CDP Data Center is a comprehensive, on-premises platform for integrated data analytics. CDP Data Center encompasses ingest, processing, analysis, experimentation, and deployment. It integrates the best of CDH and HDP to deliver the latest and best open-source data management and analytics technologies. CDP Data Center is optimized for deployment within the data center, and ready for private cloud.
A core layer of CDP Data Center is Cloudera Shared Data Experience (SDX), with uniform capabilities of Data catalog, Schema, Replication, Security, and Governance.
Cloudera SDX Shared Data Experience includes the following capabilities:
Schema | Automatic capture and storage of all schema and metadata definitions as platform workloads use and create them. |
Replication | Deliver data copies and data policies that the enterprise requires to work, with complete consistency and security. |
Security | Role-based access control applied consistently across the platform, including full stack encryption and key management. |
Governance | Enterprise-grade auditing, lineage, and governance capabilities applied across the platform with rich extensibility for partner integrations. |
Figure 2 shows a high-level view of the CDP Data Center architecture. CDP Data Center Runtime consists of a large set of software components such as Apache HDFS, Apache Hive 3, Apache HBase, and Apache Impala, and many other components for specialized workloads. The full list is shown in Table 3.

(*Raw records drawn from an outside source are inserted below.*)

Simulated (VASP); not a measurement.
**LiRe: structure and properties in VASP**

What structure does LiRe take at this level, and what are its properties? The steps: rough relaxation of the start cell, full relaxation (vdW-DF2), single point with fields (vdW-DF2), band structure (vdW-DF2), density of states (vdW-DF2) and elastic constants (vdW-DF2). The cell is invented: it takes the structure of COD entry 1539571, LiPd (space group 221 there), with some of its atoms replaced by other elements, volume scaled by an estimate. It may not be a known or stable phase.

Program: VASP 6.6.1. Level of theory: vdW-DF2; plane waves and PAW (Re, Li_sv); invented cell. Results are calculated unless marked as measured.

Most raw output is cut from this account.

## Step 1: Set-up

Several preconfigured packages of services, sometimes known as cluster shapes, are available for common workloads. These services include:
Data Engineering | Provides the abilities to ingest, transform, and analyze data. Services include: HDFS, YARN, YARN Queue Manager, Ranger, Atlas, Hive, Hive on Tez, Spark, Oozie, Hue, and Data Analytics Studio. |
Data Mart | Enables you to browse, query, and explore your data in an interactive way. Services include: HDFS, Ranger, Atlas, Hive, Impala, and Hue. |
Operational Database | Provides low-latency writes, reads, and persistent access to data for Online Transactional Processing (OLTP) use cases and real-time insights. Services include: HDFS, Ranger, Atlas, and HBase. |
Figure 2: CDP Data Center high-level architecture
You can also create custom services and clusters from Cloudera Manager, which will deploy any combination of supported services that you select. Looking ahead to the CDP Private Cloud release, many of these preconfigured and custom packages will become containerized services known as Analytic Experiences.
Streaming Data | Using the custom services option in Cloudera Manager you can create either a simple or full Kafka cluster for data ingest and streams messaging, with monitoring and replication. This provides the capabilities for what Cloudera term their Stream Processing and Streams Messaging. Services include: Kafka, Schema Registry, Streams Messaging Manager, Streams Replication Manager, Cruise Control, and ZooKeeper. | Following the initial CDP Data Center, Cloudera will release Cloudera Flow Management (CFM), with support for the latest Apache NiFi and NiFi Registry releases, to be followed by Edge Management and Streaming Analytics with Apache Flink, Kafka Streams, and Spark Streaming. All these products will eventually and collectively become the Cloudera DataFlow (CDF) platform. |
Machine Learning | Machine Learning (ML) capabilities, also available with CDP Data Center, include support for the Cloudera Data Science Workbench (CDSW), a platform for collaborative data science at scale. CDSW enables data scientists and IT professionals to build and manage their own analytics pipelines and to quickly deploy models and interactive visual apps. | |
Key features, improvements, and benefits of CDP Data Center 7.1.1 include:
Streams Messaging | Complete and comprehensive Kafka streaming experience improving operational efficiency, business continuity and scalability. |
Data Engineering | Improved performance and interoperability for Apache Spark and management of data engineering workflows and pipeline creation. |
Data Warehouse | Faster SQL analytics on larger data sets, deeper understanding from unstructured data sources, and easier visualizations of business insights. |
Machine Learning | Data Science Workbench is now available on CDP Data Center with advanced control over experiments and model deployment. |
Operational Database | Improved performance, policy management and availability. |
SDX | Enhanced security, compliance and consistency across CDP. |
Support for in-place upgrades and migrations | From CDH 5.x and HDP 2.x to CDP Data Center. |
All the features and capabilities that are new to users migrating or upgrading from CDH or HDP are described in CDP Data Center components.